I have heard that I shouldn't gather stats in a production environment for fear of alter explain plans.  Is this true, and if so, when do I gather stats?
Becky Goodman Send private email
Thursday, July 26, 2007
 
 
You are missing out on some good SQL perforamance if you adopt this strategy. As your data grows and changes, the plans that you have now may perform poorly and you may not see the impact because of the capacity head room available.

The best things to do is to look at our Laredo Product and know ahead of time what explain plans of SQL statements are going to change and decide whether it is a good thing or not.
Mahesh Vallampati Send private email
Thursday, July 26, 2007
 
 
My impulse after reading the original question was, "Why else would you gather stats unless you wanted to change some plans? ...That's what gathering stats is FOR!"

As I talk to people, I feel like the dominant attitude toward the Oracle query optimizer is resentment that it doesn't just pick a plan and leave it along. That's of course what RBO did--it considered only your SQL and your schema STRUCTURE and decided upon a plan. If you didn't change your SQL or your schema structure (or your optimizer!), you could rest assured that your plans wouldn't change.

But that's not a very smart strategy when you consider that the plan you SHOULD be using DOES change sometimes when the character of your data changes. And that's what the CBO takes into account. CBO can hop from one plan one day to another plan the next day if the character of your data (as expressed through the values you've stored in the statistics about that data) changes.

So it's funny: people need for their plans to change when a plan change would give better performance; but a lot of people want for their plans never to change. Contradictory requirements, when you think about it that way.

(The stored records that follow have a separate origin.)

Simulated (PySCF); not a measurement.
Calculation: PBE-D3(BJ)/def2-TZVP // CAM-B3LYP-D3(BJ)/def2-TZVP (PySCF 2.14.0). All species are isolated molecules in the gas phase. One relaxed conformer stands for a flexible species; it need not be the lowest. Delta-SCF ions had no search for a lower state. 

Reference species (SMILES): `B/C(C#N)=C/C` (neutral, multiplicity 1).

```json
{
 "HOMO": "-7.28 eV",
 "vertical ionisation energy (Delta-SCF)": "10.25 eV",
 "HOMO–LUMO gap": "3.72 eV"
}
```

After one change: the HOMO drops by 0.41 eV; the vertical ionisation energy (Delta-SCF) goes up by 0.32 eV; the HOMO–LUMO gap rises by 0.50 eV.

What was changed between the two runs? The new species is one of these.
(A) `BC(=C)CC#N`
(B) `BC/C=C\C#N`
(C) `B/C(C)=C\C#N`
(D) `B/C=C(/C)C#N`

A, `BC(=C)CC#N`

The trick is to understand more about how your CBO works, so that you can exploit the good plan changes while avoiding the bad ones.
Cary Millsap Send private email
Friday, July 27, 2007
 
 
I believe the reason why people refuse to gather new statistics on a regular basis is the fact that the CBO sometimes produces very inefficient plans with the new statistics.
The situation is: you gather new statistics and you *hope* that this will produce better plans, but there is always a risk that some sql's will perform much worse than before. The problem is: you don't know which sql's this will be, and you don't know when they will be executed for the first time.
The situation gets worse if you have automatic gathering enabled: then Oracle will from time to time gather new statistics during the maintenance period at night. In some cases you will get support calls at 3 am because of the new stats.
So far I have not seen a satisfying solution for this dilemma. That's why we gather new statistics in critical production systems only after having identified a performance problem. We are then prepared to revert to the old statistics in cas of problems. That means: we prefer to run on less than optimal, but acceptable, performance instead of having the best performance but taking the risk of a dramatic performance problem.